Chronicle of Higher Education 6-20-03

Ability to Retake the SAT Skews the Results Against Low-Income Students, Study Suggests

 

Is allowing college applicants to retake the SAT as many times as they like unfair to low-income students?

A report on a study published earlier this year by researchers at Duke University attempted to answer that question by examining the role that college admissions policies play in promoting the retaking of the SAT.

Because most selective colleges take into account only an applicant's highest verbal and mathematics SAT scores, many students take the $28.50 test more than once, the study found. Nationally, roughly half of college applicants repeat the test.

"We found that retaking the SAT is clearly associated with greater affluence and parental education, among other factors," said Jacob L. Vigdor, one of the authors of the report and an assistant professor of economics and public-policy studies at Duke.

For example, students whose parents made more than $80,000 per year were 2 percent more likely to retake the SAT than those whose family incomes were below $40,000.

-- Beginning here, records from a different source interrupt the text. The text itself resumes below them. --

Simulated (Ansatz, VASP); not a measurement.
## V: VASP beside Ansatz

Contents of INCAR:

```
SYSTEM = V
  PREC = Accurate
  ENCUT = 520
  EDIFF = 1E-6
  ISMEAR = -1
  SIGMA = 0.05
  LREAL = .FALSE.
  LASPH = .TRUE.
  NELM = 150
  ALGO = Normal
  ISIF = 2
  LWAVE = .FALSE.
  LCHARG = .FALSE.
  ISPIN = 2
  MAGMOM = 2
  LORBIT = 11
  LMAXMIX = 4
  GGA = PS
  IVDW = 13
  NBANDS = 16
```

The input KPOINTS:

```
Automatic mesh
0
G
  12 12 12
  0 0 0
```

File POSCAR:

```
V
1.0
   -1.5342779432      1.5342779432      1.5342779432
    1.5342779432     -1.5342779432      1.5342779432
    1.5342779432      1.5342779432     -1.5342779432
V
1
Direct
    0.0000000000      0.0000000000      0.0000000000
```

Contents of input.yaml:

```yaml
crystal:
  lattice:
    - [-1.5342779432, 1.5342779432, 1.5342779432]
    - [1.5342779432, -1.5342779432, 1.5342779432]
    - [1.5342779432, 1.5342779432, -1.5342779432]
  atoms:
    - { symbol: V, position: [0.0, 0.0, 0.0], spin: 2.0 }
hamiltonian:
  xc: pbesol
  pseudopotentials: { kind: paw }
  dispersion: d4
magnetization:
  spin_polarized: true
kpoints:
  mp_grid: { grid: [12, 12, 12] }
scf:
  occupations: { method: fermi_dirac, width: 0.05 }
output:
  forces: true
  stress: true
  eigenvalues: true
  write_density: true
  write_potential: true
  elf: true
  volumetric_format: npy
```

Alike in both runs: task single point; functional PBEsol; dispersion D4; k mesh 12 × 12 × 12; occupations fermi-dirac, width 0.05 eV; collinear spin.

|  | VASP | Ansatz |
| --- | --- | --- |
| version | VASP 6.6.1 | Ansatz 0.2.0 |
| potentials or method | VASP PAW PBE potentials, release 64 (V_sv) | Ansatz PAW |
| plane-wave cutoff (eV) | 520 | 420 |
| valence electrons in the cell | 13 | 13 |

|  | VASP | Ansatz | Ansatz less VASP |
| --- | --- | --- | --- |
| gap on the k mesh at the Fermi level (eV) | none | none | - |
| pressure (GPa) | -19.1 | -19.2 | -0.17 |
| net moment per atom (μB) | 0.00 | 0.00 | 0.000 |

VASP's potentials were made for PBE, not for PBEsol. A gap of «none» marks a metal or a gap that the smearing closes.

Applicants whose fathers obtained a college degree were 6.6 times more likely to retake the test than otherwise identical applicants whose fathers obtained only a high-school degree.

Black students were less likely than white students to retake the SAT.

The researchers suggest that if colleges used an average of an applicant's SAT scores, or only the most recent score, the rate of retaking would decrease by as much as 75 percent.

The report, "Retaking the SAT," was published in the January issue of The Journal of Human Resources.